A fine addition to the top ranks of Providence restaurants

by Bill Rodriguez

1 Orms St., Providence, 272-5852
Open Sun-Thurs, 5-10 p.m.,
Fri & Sat, 5-11 p.m.
Major credit cards
Sidewalk access

Talk about being modest about your accomplishments -- the Bluefin Grille, in the Marriott Hotel in downtown Providence, doesn't even have a sign outside, at least not one that I noticed. So when you arrive at its address at the bottom of Orms Street, you might find yourself muttering about how a hotel has gone up on the spot.

There is a tranquil feeling to the Bluefin. Subdued lighting, wood-paneled walls, tasteful decor with many art deco touches. Smoking only at the bar, although this area does have a few tables for dining.

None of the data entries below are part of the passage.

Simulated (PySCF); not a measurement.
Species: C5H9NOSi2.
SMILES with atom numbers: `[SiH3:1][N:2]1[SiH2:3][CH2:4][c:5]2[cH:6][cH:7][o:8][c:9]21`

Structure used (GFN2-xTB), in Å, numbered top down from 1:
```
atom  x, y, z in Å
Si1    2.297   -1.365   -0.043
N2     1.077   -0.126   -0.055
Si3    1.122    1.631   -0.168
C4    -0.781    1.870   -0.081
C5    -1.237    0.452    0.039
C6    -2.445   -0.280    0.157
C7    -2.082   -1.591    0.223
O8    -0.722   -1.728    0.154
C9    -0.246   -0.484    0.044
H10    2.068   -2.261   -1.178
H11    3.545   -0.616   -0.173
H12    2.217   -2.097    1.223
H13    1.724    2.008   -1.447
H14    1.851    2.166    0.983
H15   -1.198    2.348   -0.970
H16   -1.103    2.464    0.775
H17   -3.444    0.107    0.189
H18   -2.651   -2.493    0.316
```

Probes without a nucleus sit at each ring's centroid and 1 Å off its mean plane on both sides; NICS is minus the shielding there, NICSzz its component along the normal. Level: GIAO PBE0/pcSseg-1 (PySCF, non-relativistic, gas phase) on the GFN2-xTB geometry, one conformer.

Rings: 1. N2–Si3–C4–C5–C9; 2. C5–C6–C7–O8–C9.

The menu is wide-ranging. Appetizers tantalize: smoked salmon wrapping yellowfin tuna tartar with avocado ($8), shrimp and dill ravioli with a ragout of wild mushrooms ($8). As the name of the place suggests, seafood is the specialty, although other entrées include roasted marinated vegetables on pasta ($13) and a 20-ounce Porterhouse ($26).

Out of all of these, though, the signature attraction here is the "Taste of the Bluefin" prix fixe. Indeed, by the time we reluctantly pushed away from the table on a recent visit to Bluefin, we were convinced that this package was the greatest bargain in Providence fine dining since pizza at Alforno.

For $29 a person (the entire table must partake), you share three appetizers and three desserts, and each person selects from a choice of four entrées. For $44, you can have the definitive experience, with a recommended wine served with each of the three appetizers, as well as with your main course.

When dining with several people who have light appetites, I love to order a few shared appetizers. After all, bounty equals banquet in my book. And the Bluefin preamble was, similarly, quite a spread. Stacked in a tier of platters and served onto our plates by our waiter, the baked Cockenoe Island Oysters alone were quite an array -- four of them stuffed with andouille sausage and spinach under a fennel cream sauce.

More delicate were the two Jonah crab cakes served on mesclun and mixed greens with a roasted corn relish rather than a sauce, so as to not overpower the taste. And in hearty contrast were two thick slices of a round Daily Bread loaf piled high with an olive oil concoction of garden tomatoes, garlic, kalamata olives, feta, and fresh basil, for a bruschetta that your mother should only make.

As you can imagine, after an appetizer like that, we were in rapt expectation for our entrées. And we were not disappointed. Mark, our attentive waiter (he came unbidden with the crumb scraper), recommended the salmon, even after my dining mate said that she might choose the yellowfin tuna.

Well, bless his self-confident little heart. He said the salmon was very fresh, and, indeed, it practically flapped on my companion's plate. Poached in champagne sauce and topped with mussels, it retained all of its quiet flavor.

My choice, over the rack of New Zealand lamb, was the beef filet. Delicious. My knife practically fell through the inch-thick tenderloin, while the accompanying béarnaise sauce was served in a scooped-out plum tomato and, to my delight, seasoned with tarragon. The mashed potatoes not only contained garlic (just a hint) and Gruyère, but a touch of sour cream, I assume, for a savory tang.

A Cabernet Sauvignon was the suggested wine for the steak, but let me recommend the Firesteed pinot noir from Oregon -- so spicy, velvety.

But the restaurant wasn't done with us yet. Three desserts, remember? The chocolate truffles were hot, their bitter-sweet filling flowing like benign lava from cocoa-powdered shells. These went nicely with the raspberries placed on our plates, alongside small pastry shells filled with Mascarpone cream. But the real magic moment came with our two crème brulées: under that caramelized sugar crust was a custard flavored with lavender!

Between executive chef Franco Paterno's menu design and chef Phillippe Audax's execution, Bluefin Grille certainly deserves wide appreciation. It is a fine addition to the top ranks of Providence restaurants.